Somewhat later a rather wild boy wrote me, asking me to allow him to enter the praying band of Indian boys. He promised to give up his bad habits; and among others he mentioned the use of tobacco, which he said he would abandon.
Within the past year a number of the older Indians have abandoned its use. I have a cigar which was given me by one man. He said that when he determined to stop its use, he had a small piece of tobacco and two cigars, and that for months afterward they lay in his house where they were at that time, and he gave me one of them. Most of those who stopped using it belonged to the shaking set. It was one of the few good things which resulted from that strange affair. But they have been earnestly encouraged to continue as they have begun in this respect.
A white man who has an Indian woman for a wife told me the following. For years both he and his wife used tobacco, himself both chewing and smoking. When she professed to become a Christian, she gave up her tobacco and tried to induce him to do the same, and at last he did so far yield as to stop smoking; but he continued to chew. All her talk did not stop him. But he saw that when he had spit on the floor and stove, she would get a paper or rag and wipe it up, and hence he grew ashamed and stopped chewing in the house, using only a little—when he told me—in the woods when at work.
XLII.
SPICE.
AN experience which is not very pleasant comes from the vermin, especially the fleas—not a refined word; but the most refined society gets accustomed to it here because they have to do so, and the more so the nearer they get to the native land of these animals—the Indians. I stood one evening and preached in one of their houses when I am satisfied that I scratched every half-minute during the service; for, although I stood them as long as I could, I could not help it. I would quietly take up one foot and rub it against the other, put my hand behind my back or in my pocket, and treat the creatures as gently as I could, and the like, so as not to attract any more attention than possible.

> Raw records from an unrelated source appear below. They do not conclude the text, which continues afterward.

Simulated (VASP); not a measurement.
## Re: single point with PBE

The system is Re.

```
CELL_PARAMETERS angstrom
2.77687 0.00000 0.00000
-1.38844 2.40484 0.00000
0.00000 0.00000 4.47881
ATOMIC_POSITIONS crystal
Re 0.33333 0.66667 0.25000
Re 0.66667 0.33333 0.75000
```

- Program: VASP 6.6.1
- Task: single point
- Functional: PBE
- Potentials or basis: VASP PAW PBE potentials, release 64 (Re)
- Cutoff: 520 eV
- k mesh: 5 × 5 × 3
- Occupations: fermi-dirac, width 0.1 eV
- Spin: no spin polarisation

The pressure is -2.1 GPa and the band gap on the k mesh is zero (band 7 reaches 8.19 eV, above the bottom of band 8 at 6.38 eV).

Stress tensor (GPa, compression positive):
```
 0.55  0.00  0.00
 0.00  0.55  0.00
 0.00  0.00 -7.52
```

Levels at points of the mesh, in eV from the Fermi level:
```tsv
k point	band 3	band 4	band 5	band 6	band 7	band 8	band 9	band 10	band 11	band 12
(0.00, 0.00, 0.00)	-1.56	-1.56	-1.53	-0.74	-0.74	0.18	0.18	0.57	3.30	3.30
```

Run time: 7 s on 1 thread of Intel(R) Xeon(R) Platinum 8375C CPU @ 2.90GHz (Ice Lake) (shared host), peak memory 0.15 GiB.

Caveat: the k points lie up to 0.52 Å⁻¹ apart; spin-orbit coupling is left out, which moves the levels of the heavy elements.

But then Indian houses are not their only dwellings. At one place I once stayed at a white man’s house, who was as kind as he knew how to be: but backing for twenty years with very few neighbors except Indians is not very elevating; it is one of the trials of the hardy frontiersman. I tried to go to sleep—one bit; I kicked—he stopped; I shut my eyes—another wanted his supper; I scratched; and so we kept up the interminable warfare until three o’clock, when sleep conquered for two hours. The next day, on the strength of it, I preached twice, held a council, tramped five miles, and talked the rest of the time. That night mine host, having suspected something, proposed that we take our blankets and go to the barn. I was willing, and we all slept soundly; but the hay was a year old, and in that region sometimes innumerable small hay-lice get on it—a fact of which I was not aware. They did not trouble us during the night; but when we arose the next morning our clothes, which had lain on the hay, were covered with thousands of them. Every seam, torn place, button-hole, and turned-over place was crowded with the lilliputians. It took me three quarters of an hour to brush them from my clothes. However, it did not hurt the clothes or me. My better two-thirds would have said that they needed brushing.
Twice while traveling to Jamestown have I been obliged, when within twenty miles of the place, to stop all day Saturday because of heavy head-winds, when I was exceedingly anxious to be at Jamestown over the Sabbath. That day was consequently spent not where I wished to be. It seemed to me to be a strange Providence; but I have since been inclined to believe that my example in not traveling on the Sabbath, when the Indians knew how anxious I was to reach the place, was worth more than the sermons I would have preached.
The following appeared in The Child’s Paper in January, 1878:—
“In the school on the Indian reservation where I live twenty-five or thirty Indian children are taught the English language. At one time a new boy came who knew how to talk our language somewhat but not very well. Soon after he came he was at work with the other boys and the teacher, when, in pronouncing one English word, he did not pronounce it aright. He was corrected but still did not say it right. Again he was told how, but still it seemed as if his tongue were too thick; and again, but he did not get the right twist to it. At last one of the scholars thought that he was doing it only for fun and that he could pronounce it correctly if he only would do so, so he said: ‘O boys, it is not because his tongue is crooked but because his ears are crooked!’”
Query: Are there not some others who have crooked ears?